June 24, 1999
Dear Leslie,
A gentle rain fell today, deepening the hue of these blue-green days of summer. The summer has been a riot of fights and fireflies, snakes and serial killers.
The fireflies hovering like UFOs in the fields alongside the road that leads to DC's parents' cabin on the Castor River. The cabin is Hank and Lucy's second home, a place where their domestication fades and they seem more alive. The same could be said for most the humans who go there.
Not that Hank and Lucy don't gnash their teeth at home. They got into a fracas with a groundhog who lives beneath our cottonwood tree one day we were away. DC's father said the groundhog's teeth chattered like castanets. It took him 15 minutes to separate the combatants. We checked the dogs for wounds but couldn't find any. The groundhog hasn't been seen. Every morning, DC gives them a "Can't we all just get along" lecture.
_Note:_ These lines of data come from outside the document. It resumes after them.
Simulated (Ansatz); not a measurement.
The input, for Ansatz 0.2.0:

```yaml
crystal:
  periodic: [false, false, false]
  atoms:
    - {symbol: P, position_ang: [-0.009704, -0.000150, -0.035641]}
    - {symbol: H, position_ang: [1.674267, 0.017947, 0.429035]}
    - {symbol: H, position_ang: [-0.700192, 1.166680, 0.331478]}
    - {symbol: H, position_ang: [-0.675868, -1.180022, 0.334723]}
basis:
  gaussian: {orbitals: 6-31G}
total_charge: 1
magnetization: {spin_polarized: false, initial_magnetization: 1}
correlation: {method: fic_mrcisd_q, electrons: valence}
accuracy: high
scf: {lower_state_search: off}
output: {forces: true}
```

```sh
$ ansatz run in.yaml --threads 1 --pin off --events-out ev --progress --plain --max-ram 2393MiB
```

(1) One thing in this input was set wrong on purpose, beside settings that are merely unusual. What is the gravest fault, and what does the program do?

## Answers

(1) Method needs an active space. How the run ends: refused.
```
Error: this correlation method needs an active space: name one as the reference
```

The yard in summer becomes a battle zone. DC came in the house one day with a look of astonishment and unable to speak. She was picking up small limbs that had fallen during a storm when she realized one of the coiled limbs was greeting her with a wide, white mouth. Another time, she was pulling the hose along at twilight when something slithered against her foot. Thinking about it causes her some gnashing, too.
Both of us love the sound of the trains that pass through downtown, especially when they serenade us at night. But now the notes are in a minor key because a serial killer who murdered a father and daughter not far from here is known to drift about by hopping freight trains. We can't look at trains the same now. Some people are buying guns. These nights when DC puts Hank and Lucy to bed in the kitchen, she tells them it's time for them to go to work.
The evil men do is the underside in this garden of delights.
I and lots of other amateurs played in the Hooters golf tournament. As dubious as that may sound, it was not. Lots of otherwise reputable people played, too. The course was awash in fledgling professional golfers and "Hooter girls." I am less curious about their figures than I am about their futures. I guess it depends on your goals, but what kind of resume do you put "Hooters girl" on.
Years ago, a sister-in-law was in Baltimore with her family one hot summer day to see a baseball game at Camden Yard. The children wanted to go into a museum, but the cost was $37 and they only had an hour before the game began so their parents said no.
But their father wanted a cold drink, so he suggested going to a restaurant near the ballpark called Hooters. My sister-in-law had never heard of it. As they filed in she notice the waitresses were somewhat provocatively dressed and wondered if they should be bringing the children in. But other families were there.
They ordered beverages and an hors d'oeuvre.
"So, which girl do you like best, dad?" one of the daughters asked. "Your mother," he astutely answered.
When the bill came, the total was $37. Said the inquisitive daughter, "We could have gone to the museum for that."
Adults get away with nothing, especially with their kids.
DC is worried about Mr. Toad, who lives in her herb garden under the kitchen window. He hasn't been seen for awhile. Mr. Snake is still around.